Thank goodness for that. Saints Row 3 is officially official. We’ve known it’s happening for a while, and a recent leak of images made it even more undeniable, but nothing’s real until the publisher says so. THQ said so. And this is good news, because I want it. And what I want counts.
My love for Saints Row 2 slightly confuses me. Having always struggled with the excellent GTA games pre-IV, wondering why I’m playing as the guy I really ought to be shooting or arresting, the sheer wanton wrongness of SR2 really ought to trigger the same issue. But it turns out what I really want is to drive a sewage truck around, spraying shit on all the buildings. Who knew?

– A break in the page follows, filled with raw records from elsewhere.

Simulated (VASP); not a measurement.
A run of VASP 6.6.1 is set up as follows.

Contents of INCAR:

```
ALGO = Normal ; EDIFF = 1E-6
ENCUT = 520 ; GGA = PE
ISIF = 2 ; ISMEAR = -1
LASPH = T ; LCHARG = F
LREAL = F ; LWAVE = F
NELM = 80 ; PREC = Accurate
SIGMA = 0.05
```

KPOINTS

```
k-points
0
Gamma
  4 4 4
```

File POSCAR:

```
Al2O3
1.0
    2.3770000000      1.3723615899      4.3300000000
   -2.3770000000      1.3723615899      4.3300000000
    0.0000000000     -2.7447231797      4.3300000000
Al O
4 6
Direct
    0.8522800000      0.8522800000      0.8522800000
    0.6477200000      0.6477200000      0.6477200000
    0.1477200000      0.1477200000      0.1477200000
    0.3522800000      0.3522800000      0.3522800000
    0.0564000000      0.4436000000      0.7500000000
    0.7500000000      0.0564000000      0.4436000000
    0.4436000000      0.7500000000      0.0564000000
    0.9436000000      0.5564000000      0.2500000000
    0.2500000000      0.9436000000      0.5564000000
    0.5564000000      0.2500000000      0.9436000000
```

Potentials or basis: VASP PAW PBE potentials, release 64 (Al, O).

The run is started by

I went to see the original Saints Row be announced in the States. It was a very strange event, set in some seedy club, with the rather intense awkwardness of everyone realising they were playing the most overt GTA mimic ever seen. It was uncanny, watching the animations of throwing someone out of their car seeming frame for frame the same as their “inspiration”. Interviewing the developers afterward was a truly awkward experience. “So, er, you seem to be making GTA.” Their response was as hilarious as it was ballsy: “GTA is a genre”. They were making a game in the Grand Theft Automobile genre, and thus its seemingly identical look and feel was perfectly normal. Got that?
But the sequel came into its own, understanding what it did differently – gleefully puerile mucking around. And that’s what I’m really hoping for for a third game. And according to Eurogamer, THQ game boss man Danny Bilson notes that it’s going to be original.
“There’s no delivering pizza, no shuttling family members about in a long series of taxi missions. Instead, you take all the power of the Third Street Saints and you take the world by storm.”